Kenya's 'night runner': How a rural ritual with links to witchcraft became an urban staple

National
By The Conversation | Jan 16, 2026

 

A graphic illustration of Night Runners in Embakasi. [File, Standard]

In parts of Kenya, Uganda and Tanzania, it is not uncommon to hear of individuals who run naked at night. They cause trouble and instil fear in the neighbourhood. They throw stones on rooftops, make animal noises, bang on windows and doors, and chase night travellers.

In Kenya, the practice is called night running, or night dancing in parts of Tanzania and Uganda. It is claimed to be a form of spiritual possession in the communities where it is rampant.

Night runners are largely left to their own devices, but there is a sense of stigma attached to the practice.

I am a cultural studies researcher and wanted to explore how night running is seen in popular culture through fictionalised print media narratives or other appropriations. I set out to study the concept of night running as practised in rural communities in western Kenya, as well as its adoption in cities.

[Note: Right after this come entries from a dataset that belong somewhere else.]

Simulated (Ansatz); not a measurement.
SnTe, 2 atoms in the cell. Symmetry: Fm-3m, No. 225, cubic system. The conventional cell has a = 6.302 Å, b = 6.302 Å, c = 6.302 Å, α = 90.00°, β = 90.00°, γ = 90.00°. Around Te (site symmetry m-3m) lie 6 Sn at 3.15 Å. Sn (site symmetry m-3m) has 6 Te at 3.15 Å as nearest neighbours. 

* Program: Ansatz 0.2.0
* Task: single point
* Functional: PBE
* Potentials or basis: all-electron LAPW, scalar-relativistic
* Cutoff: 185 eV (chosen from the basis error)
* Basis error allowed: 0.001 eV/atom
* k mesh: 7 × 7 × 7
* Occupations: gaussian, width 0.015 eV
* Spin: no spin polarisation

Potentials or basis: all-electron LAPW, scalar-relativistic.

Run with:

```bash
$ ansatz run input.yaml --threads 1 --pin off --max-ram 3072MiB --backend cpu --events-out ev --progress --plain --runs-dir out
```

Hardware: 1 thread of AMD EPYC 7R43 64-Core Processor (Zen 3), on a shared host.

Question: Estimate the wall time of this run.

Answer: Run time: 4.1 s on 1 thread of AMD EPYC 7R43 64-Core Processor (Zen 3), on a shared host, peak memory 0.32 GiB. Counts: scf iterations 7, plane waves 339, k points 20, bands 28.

I conducted interviews with informants from Kisumu and Vihiga counties in western Kenya to examine the ritual and its marginal taboo position. The ritual exists on the margins because it’s a practice deemed unacceptable in public. I also examined Kenyan newspaper archives between 1990 and 2020 to trace the transformation of public discourse around night running. These articles and letters to the editor acted as a repository of understanding by Kenyans from different regions about night running.

I found that in the 1990s, newspapers reporting on night running largely exposed the ritual and its perceived links to witchcraft. Most of the reports captured the violence meted out on suspected night runners, or reflected on cases of night runners causing havoc.

These references to either night running or witchcraft appeared as hard news and in letters to the editor. They illustrated heightened stigma. In one letter to the editor published on 20 February 1993 in Kenya’s oldest newspaper, The Standard, a reader observes

The decision to burn alive the wizards and witchcrafts as reported by the daily newspapers in Kisii district was an action long overdue … I find it difficult to condone their action and say that was a job well done. Wizards have done worse and have retarded developments.

In the post-2000 period, a column titled The Night Runner in The Standard offered a direct modification of the idea of night running. The columnist, Tony Mochama, assumed the persona of a night runner as an alter ego to document his night adventures in the capital, Nairobi. Each week, the column documented different activities, from watching soccer matches to attending parties and official events.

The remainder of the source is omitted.